I am not sure the child is exceptional so much as the environment. It depends on what you mean by being able to read. What level of reading?

I want to believe that my kid is exceptional but based on grades in school and accomplishments since graduating, I'd say that she has a talent for languages and is solidly above average but not otherwise exceptional.

She has traveled a lot starting at about 6 months, and has been exposed to lots of languages and cultures. She has some Mandarin now, a little German and a lot of Japanese. So I definitely agree that her environment has supported her language acquisition.

When she was 8, she often read the same books that I read, mostly science fiction, some but not all YA. When she was 10 her class read The Oddysey in French. She was always at least a couple years ahead of her peers in reading level.

She does seem to have a talent for languages. Not many people pick up that many easily. I have even managed to forget a language I was fluent in (I was bilingual and I spoke Sinhala as well as I did English, and could read and write it to the level expected by schools at my age until I was six) as a child. It has a phonetic alphabet, BTW.

As far as reading goes she sounds broadly similar to us - including the taste for SF. Did you have problems deciding on whether books were sufficiently age appropriate or not? There were quite a few where I had to balance a book being good with whether it was suitable (mostly because of violence).

I didn't leave books out for her if I didn't want her to have the option to read them. She cared more about cruelty than violence at that time, and that hasn't changed much. She's had very little physical risk in her life and I think violence is not as real for her as cruelty. Still, she wasn't a big fan of detailed descriptions of violence or its aftermath.

We also talked about the books and I tried to give her a summary in advance, including the parts that I thought she might not handle well. She did skip some books based on my summaries.

IMO: a whole lot of this, in circles like ours, is Bloom's two sigma effect. (Individual tutorial methods routinely produce results similar to what you get at the top of a normal class).

The parenting/environmental effects fade a lot (but are still present) by adolescence.

Thanks, I did not know about that term, but it fits in with other things I have read and my own experience.

While the effects fade, the advantages gained thereby can last. Being ahead of age norm for reading allowed access to more books, and both learning opportunities. More for my kids who were home educated up to 16[1] so had more time to read stuff they chose, than for me. It also formed a liking for reading.

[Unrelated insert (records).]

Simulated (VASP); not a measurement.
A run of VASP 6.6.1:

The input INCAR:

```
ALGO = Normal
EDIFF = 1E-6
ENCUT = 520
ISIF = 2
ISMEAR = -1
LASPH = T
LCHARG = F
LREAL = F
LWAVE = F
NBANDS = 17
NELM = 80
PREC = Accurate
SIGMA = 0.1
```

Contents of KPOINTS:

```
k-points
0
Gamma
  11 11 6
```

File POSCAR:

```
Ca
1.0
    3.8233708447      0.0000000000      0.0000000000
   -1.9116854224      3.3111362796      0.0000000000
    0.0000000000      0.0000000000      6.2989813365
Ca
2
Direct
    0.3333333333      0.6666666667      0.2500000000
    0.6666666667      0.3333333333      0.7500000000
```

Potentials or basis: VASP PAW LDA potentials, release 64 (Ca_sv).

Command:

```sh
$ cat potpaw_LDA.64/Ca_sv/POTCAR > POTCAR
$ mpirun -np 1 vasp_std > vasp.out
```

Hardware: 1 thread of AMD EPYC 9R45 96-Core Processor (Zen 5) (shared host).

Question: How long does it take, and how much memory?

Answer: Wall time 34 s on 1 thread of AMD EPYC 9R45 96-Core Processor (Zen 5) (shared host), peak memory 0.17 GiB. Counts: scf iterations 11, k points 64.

Parental influence can have a lasting impact. My older daughter is now an electronic engineer, which is the result of an interest that started with making circuits with me as a child.

[1] This makes sense in the British system where the usual age for finishing one set of exams (GCSEs) is 16 (which is the end of compulsory school age) and you then do more specialist exams (A levels in my kids case, there are qualifications too) after that.